Towards A New Production Ethic


Tools: Content Framework

HOW TO DO A CONSENSUS FORMATION ACTIVITY WITH
A CHURCH COMMUNITY AUDIENCE

1. Optional: READ THE DRAFT CONSENSUS DOCUMENT called Creating a New Vision of Farming. This is a long document (17 pages), from which pieces of use for consensus formation are taken for use in the workshop./activity. (Download the PDF version.)

2. Download and print from the Tools page (items 4a and 5a) two documents: 1.) The Process of Stating Farming Values and 2.) The Process of Stating Ethical Principles and its Rationale.

[Notice in these two documents the distinction between the values, which are nouns and ethical principles which are whole sentences. As an example, in the Judeo-Christian tradition, God and neighbor are supreme values. VALUES are nouns, like God or neighbor. PRINCIPLES are complete sentences telling us to protect, honor, or construct those values. E.G. "We must love God" and "We must love our neighbors."

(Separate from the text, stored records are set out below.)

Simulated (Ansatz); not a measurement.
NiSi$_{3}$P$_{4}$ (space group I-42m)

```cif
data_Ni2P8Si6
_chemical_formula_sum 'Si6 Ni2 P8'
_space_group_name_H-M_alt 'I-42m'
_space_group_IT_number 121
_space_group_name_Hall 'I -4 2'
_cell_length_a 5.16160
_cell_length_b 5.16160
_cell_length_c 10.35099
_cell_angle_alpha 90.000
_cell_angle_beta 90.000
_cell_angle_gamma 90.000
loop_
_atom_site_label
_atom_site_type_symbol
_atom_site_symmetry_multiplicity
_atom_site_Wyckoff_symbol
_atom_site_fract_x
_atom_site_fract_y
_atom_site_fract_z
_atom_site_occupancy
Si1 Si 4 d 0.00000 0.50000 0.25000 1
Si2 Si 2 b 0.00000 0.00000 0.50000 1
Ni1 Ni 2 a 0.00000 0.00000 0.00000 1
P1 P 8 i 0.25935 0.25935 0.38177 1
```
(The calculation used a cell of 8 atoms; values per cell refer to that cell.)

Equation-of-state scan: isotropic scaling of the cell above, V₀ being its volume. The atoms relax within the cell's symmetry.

3. FORM A GROUP of two or three members of your church community, under the auspices of any standing local church committee,and with the knowledge of your denomination's farm supporting office (e.g.for Catholics, the diocesan office of National Catholic Rural Life Conference) or other group which considers this kind of activity within its responsibility. Get your people to draw up lists of all the values and corresponding ethics of family managed farming they can think of, using the two documents mainly as a model of how to cast values and principles and so that, where possible, similar language and lengths are used. Do not fail to use the wealth of your church's traditional and recent writings both directly and in footnotes ("Don't hide your light under a bushel"). Strangers and Guests is a good source for Catholics as is The Church and Farming by Denis Fahey, Omni Publications, P.O. Box 900566, Palmdale CA 93500. For a list similar brief publications for Lutheran, Presbyterian, Church of the Brethren, and others see a list included in "In Search of First Principles for an Agricultural Ethics" (by Stan Dundon) in the book Agricultural Ethics, edited by Charles Blatz, University of Idaho Press.

4. CALL A MEETING OF THE LARGER COMMUNITY, with appropriate permissions and sponsorship, to get a broader input. If your group is mainly farm families, try to include those who have special known expertise or interests such as direct marketing, environmental issues, farm animal welfare, sustainable agriculture

5. CONDUCT A CONSENSUS FORMATION EXERCISE, starting with the lists of values and corresponding ethical principles developed by the smaller group Determine an appropriate method to insure openness, creativity and consensus but with efficient use of time. Determine democratically a means to establish the outcome of your consensus formation exercise as a "practical consensus". E.G. a two thirds vote, a period of time to allow fundamental or language-based differences to be ironed out, the use of minority reports or footnotes containing reservations or any other agreeable means.

6. WRITE UP A POLISHED VERSION of your consensus statement and publish it for your local church first for comment and possible reform, then to your regional church. It would be best not to seek "official" endorsement of your work until extensive comment has occurred. If, as is common with many churches, there is a regional democratic decision making process, try to get your work considered for passage through that process. Try to get the broadest exposure possible and recommend it to other denominations locally and regionally.

7. KEEP SOUL OF AGRICULTURE INFORMED OF YOUR PROGRESS AND NEEDS.

Finally, remember the goal: A Consensus Statement on the multiple values and ethics of family managed farming so broad, so rich and so diverse in its supporters that:

  • Farmers will find it reaffirming.
  • Farm-land preservation efforts will have a solid testimony at hand.
  • School curriculum designers will have an authoritative source on the place of farming in America.
  • Young people will be encouraged to farm.
  • Rural church communities will see the dignity of their farmer members' work and its consistent embodiment of their deepest religious values.
  • Urban but farm friendly policy makers will have reliable testimony for the value of their efforts and assurance of broad public support for well designed policy.
  • Skeptical policy makers will know what will be lost with the decline of family farming.